Why and How to Clean Agronomic Data
Editor’s note: This is the first part of a two-part series on data clean-up and proper management. This article shares tips to “rescue” or clean up bad/dirty data. The second part will explain how to properly set up beforehand so there won’t be a need to go back and clean it.
There is a lot of talk about rescue treatments when a crop is in danger of severe loss due to an under-application of a herbicide, a lack of fertility, or to fight off an impending infestation. That same conversation can be applicable when it comes to agronomic data.
Plenty of challenges come with managing growers’ data. Defining when one crop year ends and the next begins. Establishing boundaries. And trying to work with inconsistent, inaccurate, or ‘dirty’ data tops the list.
While dirty data often refers to mistakes made when manually entering it into a spreadsheet or other software, the concept can also be applied to data that’s simply not set up correctly, recorded correctly, or done with consistency. The whole point of collecting data is to use it to make better agronomic decisions. If that data isn’t accurate or seems questionable, it can’t be used confidently or to its fullest potential.
MORE BY JACOB MAURER
But there is hope for this data.
The good news is, cleaning up – or applying a “rescue treatment” to – dirty data may be an option in some situations. The bad – or maybe I should say, challenging – news is, there are a couple things to keep in mind with any rescue treatment.
First, they do not always work. There are often times when the data’s quality just does not meet the standard necessary to be confident. Especially when dealing with items like test plots or field trials, the accuracy of a guidance system’s point data and the ability to line up base layers can be critical. If you are unable to overlay one dataset over the other, the digital copy of the trial for analytics or decision making can seemingly have no value.

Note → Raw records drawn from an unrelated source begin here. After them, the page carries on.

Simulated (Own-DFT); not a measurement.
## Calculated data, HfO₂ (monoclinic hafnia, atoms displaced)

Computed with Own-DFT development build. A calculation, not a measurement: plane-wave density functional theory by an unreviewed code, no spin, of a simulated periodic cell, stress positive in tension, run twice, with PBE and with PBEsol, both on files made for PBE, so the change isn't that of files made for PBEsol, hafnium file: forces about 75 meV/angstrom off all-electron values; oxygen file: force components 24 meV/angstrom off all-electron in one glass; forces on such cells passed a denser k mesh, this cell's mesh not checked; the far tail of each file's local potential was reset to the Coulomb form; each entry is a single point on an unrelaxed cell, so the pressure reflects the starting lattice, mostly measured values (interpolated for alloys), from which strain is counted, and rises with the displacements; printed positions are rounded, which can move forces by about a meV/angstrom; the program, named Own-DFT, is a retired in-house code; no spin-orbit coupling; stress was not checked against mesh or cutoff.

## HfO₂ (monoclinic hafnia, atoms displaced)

Second, they do not always apply to everything. Unfortunately there is no “cure-all” when it comes to dealing with farm data. There are times when the problem is hardware related. Every now and then the problem lies with the software or in file corruption. Other times, the problem lies solely with the operator. In those cases, it takes a change in the actual method or practice by which the data is collected.
The important role as a farm’s data manager requires getting to know more than just the lay of the grower’s land and being able to re-create it in the computer. It also takes getting to know his or her fleet.
The ability to recognize the format a grower’s files are coming from and understanding what your own software needs to process them will further enhance your value to them, especially when it comes to exporting prescription files.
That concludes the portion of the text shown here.